WITH British troops in the south of Iraq in danger of taking heavy casualties at the hands of an insurgency that has taken over Basra, and has always been in charge of Amara, the Prime Minister Tony Blair is doing his best to cut and run out of Iraq.
He paid a surprise dash to Baghdad yesterday where he mentioned the words that he has up till now refused to utter, a timetable for withdrawal. Two Labour party conferences failed to extract them from him, but the rapidly worsening situation in Iraq and its impact on oil prices, and the morale of the British army has succeeded where MPs and trade union leaders failed.
The content of his discussion with the new Iraqi puppet Prime Minister, Maliki was summed up by him saying: ‘The key thing is, as the Prime Minister has said, to have a timetable that is objective, in other words governed by the conditions on the ground. . . The short answer is that we want to move as fast as we can on it but it has got to be done in a way that protects the security of the Iraqi people.’
He added: ‘As you can see from the joint statement, the government and the multi-national force are going to be working on the details of this over the coming weeks.’
These words prompted a journalist to ask a leading question. He said: ‘Forgive me if I ask a parochial question. How much do you think your legacy as a Prime Minister, as a politician lies in the hands of the man standing next to you (Maliki).’
Blair paused, could not answer, and then replied: ‘The issue of timetables is set out in the joint statement. The important thing is to understand what the strategy is. The strategy is to build up the Iraqi force capability and as they build up they are able to take on board the task of security.’
However the issue has gone far beyond whether Maliki’s security forces are up to saving any shreds of Blair’s reputation.
British troops, and American troops, are going to be quitting, in a situation reminiscent of the last days of the puppet regime in Saigon, and the whole world will see whether the puppets can take the strain or not.
Maliki had spoken before Blair about how the Iraqi security forces would take over in Amara and another southern province in June this year, and how by the end of the year would have taken control of 16 out of 18 Iraqi provinces, leaving the American armies to tackle Al Anbar, Baghdad and the area around it.
Blair laboured to do what he does best, speak about his virtual world, of how wonderful the new Iraqi democracy was, and what a victory it was for the Iraqi people, and how Iraq today was much better than it was under Saddam.

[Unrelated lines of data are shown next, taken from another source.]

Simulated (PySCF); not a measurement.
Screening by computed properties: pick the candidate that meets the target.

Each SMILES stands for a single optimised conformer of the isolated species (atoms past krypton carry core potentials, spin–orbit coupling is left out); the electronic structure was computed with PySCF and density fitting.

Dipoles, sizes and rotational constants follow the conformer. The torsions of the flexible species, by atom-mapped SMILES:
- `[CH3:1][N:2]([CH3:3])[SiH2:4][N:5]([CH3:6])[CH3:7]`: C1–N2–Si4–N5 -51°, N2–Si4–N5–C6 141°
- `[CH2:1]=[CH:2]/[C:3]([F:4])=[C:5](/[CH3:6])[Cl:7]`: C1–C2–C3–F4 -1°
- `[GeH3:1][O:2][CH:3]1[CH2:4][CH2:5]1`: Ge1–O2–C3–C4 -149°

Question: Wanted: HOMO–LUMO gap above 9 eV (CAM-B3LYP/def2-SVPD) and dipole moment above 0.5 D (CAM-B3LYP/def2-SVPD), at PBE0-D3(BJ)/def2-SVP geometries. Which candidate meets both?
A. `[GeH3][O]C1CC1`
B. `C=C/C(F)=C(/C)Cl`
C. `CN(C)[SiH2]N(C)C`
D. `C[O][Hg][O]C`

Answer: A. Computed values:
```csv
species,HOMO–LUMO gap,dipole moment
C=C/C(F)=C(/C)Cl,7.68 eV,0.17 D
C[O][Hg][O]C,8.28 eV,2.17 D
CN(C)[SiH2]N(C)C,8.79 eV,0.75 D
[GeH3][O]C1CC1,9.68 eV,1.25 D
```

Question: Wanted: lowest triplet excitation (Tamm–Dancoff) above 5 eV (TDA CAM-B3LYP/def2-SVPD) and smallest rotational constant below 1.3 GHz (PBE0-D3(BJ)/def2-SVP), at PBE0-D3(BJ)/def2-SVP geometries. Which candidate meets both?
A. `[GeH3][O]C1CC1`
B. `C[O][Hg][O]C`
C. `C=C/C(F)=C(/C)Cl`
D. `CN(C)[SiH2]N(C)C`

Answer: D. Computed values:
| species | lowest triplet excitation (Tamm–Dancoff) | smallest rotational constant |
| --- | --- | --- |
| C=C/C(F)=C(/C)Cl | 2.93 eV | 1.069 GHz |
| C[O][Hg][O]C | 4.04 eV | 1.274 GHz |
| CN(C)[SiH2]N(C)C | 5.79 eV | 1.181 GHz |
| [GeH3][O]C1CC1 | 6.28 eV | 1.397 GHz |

He effortlessly closed his eyes to the thousands of bodies a month that are turning up at the Baghdad morgue, bloodied, beaten, tortured, and very much dead, and turning up in morgues and on rubbish dumps throughout Iraq, the victims of sectarian death squads, many of whom are made up of police officers and Ministry of the Interior security forces, who he is lauding as the shining knights of Iraqi democracy.
He spoke about the Maliki government as a ‘new beginning’ and not, what it is, the beginning of the end for the occupation and its puppets.
However, Blair did say that the talks on a timetable did not automatically mean the swift repatriation of large numbers of UK troops.
Quite, they are going to be heading for Afghanistan, where the war is now developing rapidly with large scale engagements between the Taleban and coalition forces.
While British troops are going to be sent in as reinforcements, Bush is organising for the worst.
The latest news is that the US is spending $300m on Russian munitions for the Afghan army, enough to keep it going for 10 years, on the basis that a Democratic administration may well pull out of Afghanistan.
It is time for the working class to end this imperialist madness. The trade unions must take immediate industrial action to bring down the Blair government to secure the immediate withdrawal of all British troops from Iraq and Afghanistan.